Law Not Enough to Solve Brazil Kids’ Plight

    The United Nations Committee on Children’s Rights says that Brazil has made
    progress in protecting the rights of children and adolescents with appropriate
    legislation.

    The UN has just received a copy of a report on the situation of young people in Brazil, which was presented by Brazilian Minister Nilmário Miranda, head of the Special Secretariat of Human Rights.


    The report explains how Brazil continues to deal with the problems of quality education, sexual exploitation and youth crime.

    In 1990 Brazil signed the International Convention on Children’s Rights. Since then the country was supposed to present reports every five years. However, it is only now, after 14 years, that the first report was submitted to the UN committee.

    The report does not shy away from the country’s problems in this area. It relates the tragedy of early death for young boys and pregnancy for young girls.


    The document states that “although progress has been made, a significant number of young people continue to live in poverty in Brazil.”
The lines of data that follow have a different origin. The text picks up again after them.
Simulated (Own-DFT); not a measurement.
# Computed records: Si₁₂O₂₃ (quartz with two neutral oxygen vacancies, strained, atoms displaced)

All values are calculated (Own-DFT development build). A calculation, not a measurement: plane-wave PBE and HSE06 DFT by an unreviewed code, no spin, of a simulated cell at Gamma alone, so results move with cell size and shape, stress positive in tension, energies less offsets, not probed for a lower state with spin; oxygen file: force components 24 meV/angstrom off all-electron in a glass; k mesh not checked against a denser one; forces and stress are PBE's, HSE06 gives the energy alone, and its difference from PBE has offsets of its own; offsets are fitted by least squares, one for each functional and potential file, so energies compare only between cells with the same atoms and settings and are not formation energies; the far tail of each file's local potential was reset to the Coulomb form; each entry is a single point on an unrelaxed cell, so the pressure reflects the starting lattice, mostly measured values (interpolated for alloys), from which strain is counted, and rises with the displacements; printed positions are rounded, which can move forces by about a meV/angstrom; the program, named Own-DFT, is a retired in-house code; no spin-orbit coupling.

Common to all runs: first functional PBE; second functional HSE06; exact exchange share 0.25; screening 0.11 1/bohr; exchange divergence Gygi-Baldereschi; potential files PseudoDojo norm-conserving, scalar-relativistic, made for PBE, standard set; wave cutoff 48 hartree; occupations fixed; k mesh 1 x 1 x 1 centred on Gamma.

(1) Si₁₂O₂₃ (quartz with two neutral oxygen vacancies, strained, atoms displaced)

    Minister Miranda explains that the problem cannot be resolved magically with laws.


    “Laws are not going to change reality. We need long-term public policies that involve all levels of government, the business community and families. This is something everyone has to want and be willing to work for,” said the Minister.


    Urgent Action Needed


    A report prepared by a network of 27 non-governmental organizations dedicated to defending the rights of children and adolescents indicates that, if specific policies are not adopted, Brazil will achieve only three of the eight goals set out in the document, A World for Children.


    The document is an agreement signed by 189 countries, Brazil among them, on ways to improve the living conditions of boys and girls around the world.

    To reach these goals, President Luiz Inácio Lula da Silva launched the President, Child’s Friend plan in December, 2003. Based on indicators gathered for the period 1990-2002 and the investments that Lula’s government intends to make in the area of childhood and adolescence in coming years, the Child’s Friend Monitoring Network – comprising institutions such as the United Nations Childrens Fund (Unicef), the United Nations Education, Science, and Culture Organization (Unesco), the Abrinq Foundation, and the International Labor Organization (ILO) – drafted the report, A Brazil for Children, released last month.

    According to the report, the country will manage to decrease infant mortality to a third of its current level. It will also be possible, the document states, to reduce by two-thirds the number of homes without sewage and drinking water at accessible prices and halve the number of school-age children who are not enrolled.

    However, the report also points to the areas in which Brazil is not on the correct path. Among the goals that will probably not be met are the reduction of the maternal mortality rate to a third of what is now, improvement in the quality of education, and the reduction of malnutrition in children under five years old to a third of the current index.

    According to Minister Nilmário Miranda of the Special Secretariat of Human Rights, the government’s analysis of the report should appear by October. But the Minister vouched right off that the reality of economic growth and renewed job creation in the country is favorable to the achievement of more goals.